The topic has been sort of nibbled around the edges, but to give a fuller explanation for the next person who comes across looking for solar charger info, here we go:
A simple solar panel with NO electronic controls on it whatsoever must be of a very small wattage, say <10w, to avoid damaging a typical lead acid battery over time. As a side effect of that, it cannot effectively 'recharge' a drained battery for a couple of reasons. One reason is that lead acid batteries 'age' and deteriorate very quickly when left in a discharged state (sulfation) so any recharging would preferably be done in a fairly quick manner to avoid taking chunks off the lifespan of the battery. Sulfation is constantly forming in a lead acid battery but one of the ways that a charging setup typically combats that is that it puts enough current into the battery to cause some slight plate growth/deformation through heating, and causes a 'healthy' amount of 'gassing' or bubble formation, and the bubbles themselves gently 'jostle' things on the surface of the plates as they float to the top, as well as causing gradual circulation of the electrolyte which prevents 'stratification' where the more acidic electrolyte settles to the bottom, leaving the upper parts of the battery plates with 'weaker' electrolyte. These minor movements of the plates and electrolyte help prevent young, 'soft' sulfate from hardening into crystalline forms which are basically impossible to 'shake loose' from the plate and block whatever parts of the plate they cover, making the battery 'act' smaller and smaller until it is too weak to do its job and must be replaced.
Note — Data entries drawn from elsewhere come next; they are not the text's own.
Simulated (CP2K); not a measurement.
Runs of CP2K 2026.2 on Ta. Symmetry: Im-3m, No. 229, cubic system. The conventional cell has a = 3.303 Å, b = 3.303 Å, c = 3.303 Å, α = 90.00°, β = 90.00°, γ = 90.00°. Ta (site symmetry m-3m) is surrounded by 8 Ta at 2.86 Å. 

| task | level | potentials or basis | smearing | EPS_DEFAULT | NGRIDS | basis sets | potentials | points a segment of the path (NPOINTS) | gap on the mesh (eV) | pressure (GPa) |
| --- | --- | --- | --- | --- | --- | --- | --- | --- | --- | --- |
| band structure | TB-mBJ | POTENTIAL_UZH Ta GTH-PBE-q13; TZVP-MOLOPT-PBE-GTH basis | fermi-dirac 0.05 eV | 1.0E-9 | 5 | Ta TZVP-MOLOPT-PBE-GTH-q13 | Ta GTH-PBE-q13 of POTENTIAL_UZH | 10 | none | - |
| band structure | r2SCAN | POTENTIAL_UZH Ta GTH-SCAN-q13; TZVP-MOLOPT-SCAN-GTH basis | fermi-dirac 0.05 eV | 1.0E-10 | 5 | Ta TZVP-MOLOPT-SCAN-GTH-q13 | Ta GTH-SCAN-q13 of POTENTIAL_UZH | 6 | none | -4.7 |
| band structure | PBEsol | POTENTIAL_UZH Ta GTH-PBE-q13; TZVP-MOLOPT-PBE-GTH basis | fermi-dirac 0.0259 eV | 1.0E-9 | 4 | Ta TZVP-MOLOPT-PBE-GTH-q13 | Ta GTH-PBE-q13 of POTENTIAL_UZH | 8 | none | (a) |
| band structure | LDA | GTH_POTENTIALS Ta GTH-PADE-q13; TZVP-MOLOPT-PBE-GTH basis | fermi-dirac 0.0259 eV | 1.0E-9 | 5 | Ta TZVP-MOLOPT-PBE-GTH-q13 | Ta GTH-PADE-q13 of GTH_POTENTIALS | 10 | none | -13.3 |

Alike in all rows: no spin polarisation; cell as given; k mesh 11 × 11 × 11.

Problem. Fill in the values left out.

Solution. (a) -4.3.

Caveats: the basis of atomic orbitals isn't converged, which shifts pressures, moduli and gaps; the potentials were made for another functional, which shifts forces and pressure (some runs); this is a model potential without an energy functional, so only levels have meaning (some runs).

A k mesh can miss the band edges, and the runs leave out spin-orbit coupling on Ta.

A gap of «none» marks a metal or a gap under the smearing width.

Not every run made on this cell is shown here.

So a real charger should be able to charge lead acid at a certain minimum level of aggressiveness usually described as ~0.12C or 12% of the amp-hour rating. If you have a 100amp-hour battery (large car battery, typical boat battery) you would ideally charge it at 12amps or more until it was full or nearly full, for example. 12amps X 14volts (what you typically charge a 12v lead acid with) = ~170watts. So you'd need a 100-200w solar panel to be an effective 'charge source' for a drained lead acid.. but then if you just left it hooked up all the time it'd kill the battery in no time!
So the cheapest solar 'maintainers' are simply small enough that they can't overcharge the battery. The battery can dissipate the ~5w of energy as heat without suffering any harm even when it is 100.00% charged.
So be wary of large 'solar maintainers' of 10+w of power.. they may do as much harm as good over the long term. If you want to use a larger solar panel you would really need a 'solar charge controller' to go with it. Some of the nicer solar maintainers may have these electronics built in, but if not you would need to add one separately and set the voltage limits appropriate to your battery so that it would transition from the 'charging' voltage to the 'floating' voltage when the battery was charged, and if the battery didn't need any power it won't give it any!
Basically, more watts isnt necessarily better, and most of the manufacturers/sellers know that the typical buyer doesn't know jack shi*t about lead acid battery charging so they don't even bother to be transparent about what their devices do, electronically. Be skeptical, and on some level a 5w solar panel with no electronic controls is safer than a 20w panel with electronics that do.. indeterminate, unstated things.